I was asked to deliver a brief exhortation to the high school before Summer vacation begins.

In his epistle to the Ephesians, St. Paul writes:

Be very careful, then, how you live—not as unwise but as wise, redeeming your time, because the days are evil.

We know from elsewhere in Scripture that Day itself is good. Light is good. Light and Day are so good, in fact, that in Paradise Lost, Milton suggests that prior to the Fall, man dwelt in perpetual light. Before the fall, night was not dark, but merely cool and shaded. In Revelation, John prophesies that in the life to come, “There will be no more night. The saints will not need the light of a lamp or the light of the sun, for the Lord God will give them light.”

So what does St. Paul mean when he says “the days are evil”? What days are these?

I am just as glad as you are that summer has come. I am tired, you are tired, and “the end of a thing is better than the beginning,” as Solomon says in Ecclesiastes, which must be true of the school year, as well. I am glad that summer has come, but so far as we all are concerned, the days of summer are certainly the evil days which St. Paul warns about.

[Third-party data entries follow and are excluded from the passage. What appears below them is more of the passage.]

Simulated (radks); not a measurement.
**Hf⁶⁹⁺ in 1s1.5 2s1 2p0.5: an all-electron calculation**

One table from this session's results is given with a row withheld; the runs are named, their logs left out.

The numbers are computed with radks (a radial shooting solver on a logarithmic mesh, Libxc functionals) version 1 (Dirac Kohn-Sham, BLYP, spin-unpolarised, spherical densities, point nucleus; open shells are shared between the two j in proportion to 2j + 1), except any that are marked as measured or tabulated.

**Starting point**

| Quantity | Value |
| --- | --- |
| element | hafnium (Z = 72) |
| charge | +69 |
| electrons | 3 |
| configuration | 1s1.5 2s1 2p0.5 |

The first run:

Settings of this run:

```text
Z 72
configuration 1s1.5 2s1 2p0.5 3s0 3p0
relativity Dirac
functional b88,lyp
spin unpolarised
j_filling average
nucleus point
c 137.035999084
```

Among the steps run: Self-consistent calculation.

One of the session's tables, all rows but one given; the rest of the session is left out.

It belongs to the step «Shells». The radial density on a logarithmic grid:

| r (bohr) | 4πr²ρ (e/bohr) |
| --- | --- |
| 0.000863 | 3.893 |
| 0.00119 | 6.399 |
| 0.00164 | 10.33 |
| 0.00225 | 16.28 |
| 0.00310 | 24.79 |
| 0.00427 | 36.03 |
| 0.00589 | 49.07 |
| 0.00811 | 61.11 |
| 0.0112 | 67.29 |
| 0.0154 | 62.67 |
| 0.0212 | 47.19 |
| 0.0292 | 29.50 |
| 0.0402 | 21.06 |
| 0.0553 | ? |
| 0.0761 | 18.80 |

While Day and light are good, “the days” Paul writes of are perhaps more like “this epoch” or “this age,” a particular period of time. We can know something about what makes the days evil by the way Paul encourages the Church at Ephesus to fight that evil. The evil which characterizes “the days” can be fought through careful living. “Be very careful how you live…” teaches the Apostle, as though the evil of “the days” might bring the Ephesians to live thoughtlessly, sloppily, disorderedly.

Summer has a way of inducing forgetfulness and thoughtlessness among students and teachers alike. Time is a significant commodity during the school year— what with so many sports, classes, papers and extracurriculars vying for your time— but in the Summer, time becomes cheap. Time is not won by hard labor, but exists in surplus, and so it is far easier to be profligate with time, wasting time. What is true of money is typically true of time: easy come, easy go.

For this reason, Paul exhorts the Ephesians to “redeem their time” from insignificance. Be wise and prudent with your time. The man who has not redeemed his day often stays up late, searching for something which will satisfy him, because he has frittered away the day in meaningless activities. A man who is satisfied with his labor does not grasp for hours after dark. He is content with his work, his hours.

I have often noted the bemused, smirking expressions of those who, on Monday morning, report they have done nothing of value over the weekend. The smirk speaks to irony, and irony is typically humorous. The irony is that a creature so glorious as a human being has not redeemed its time, but has taken the image of God in vain.

Over the Summer, you must rest. You are entitled to rest. You have earned it. And you are entitled to all the joy, pleasure, satisfaction, golden laughter and deliciousness which attends rest. Go to the movies. Go to the pool. Read something written in the last ten years, if you must. Allow me to caution you, however, against confusing rest with laziness.

What’s the difference? For all the precise philosophical distinctions I would like to draw, let me offer a profoundly simple one which was commended to me by a pastor back when I was your age: if you can sing the doxology when you’re finished doing something, go ahead and do it. If you can go to a movie with your friends then grab dinner and chat about work, money, church, girls, parents, college, and it doesn’t seem absurd to sing the doxology in the parking lot before parting ways for the night— and I think you can, easily— then well done. That’s rest. That’s community. Whenever two or three are gathered in the name of Christ, Christ is there, too. If you can spend two hours surfing the internet, chatting with friends, reading Wikipedia articles about books you’re interested in, and the doxology seems a fitting song to accompany closing down all those tabs on Firefox, that’s rest. If you can identify anything you have done as a blessing from the God “from whom all blessings flow,” carry on with it. However, if you’re in the middle of a movie, or a concert, or a trip to the pool, the beach, the library and you look at your friends and realize there’s no way you can honestly thank God for what you’re doing, quit doing it. If it seems ridiculous to sing the doxology after playing video games for three hours, you’re right. It is. One of the two things has to go, and the man who is not very careful how he lives, the man who is not redeeming his time, will cut the doxology.

Now, I am not so naïve as to think many of you will actually begin singing the doxology more often than you do currently. Truth be told, after my friends and I heard the minister suggest this, the doxology test, I think we only sang it once on our own. However, the idea of the test has always stayed with me as a powerful reminder to “be very careful how I live,” as St. Paul says. If you do not live your life as though it is a gift from God, then it will become a curse. There are only these two options.

This summer, live your lives in such a way that you can thank God for your lives. If you do, others will thank God for your lives. The lives of your parents, your brothers and sisters, even your own life will be characterized not by remorse, but joy.

I’ll finish with the words of David:

To have a fool for a child brings grief; there is no joy for the parent of a godless fool.

But…

the father of a righteous child has great joy. What a pleasure to have children who are wise.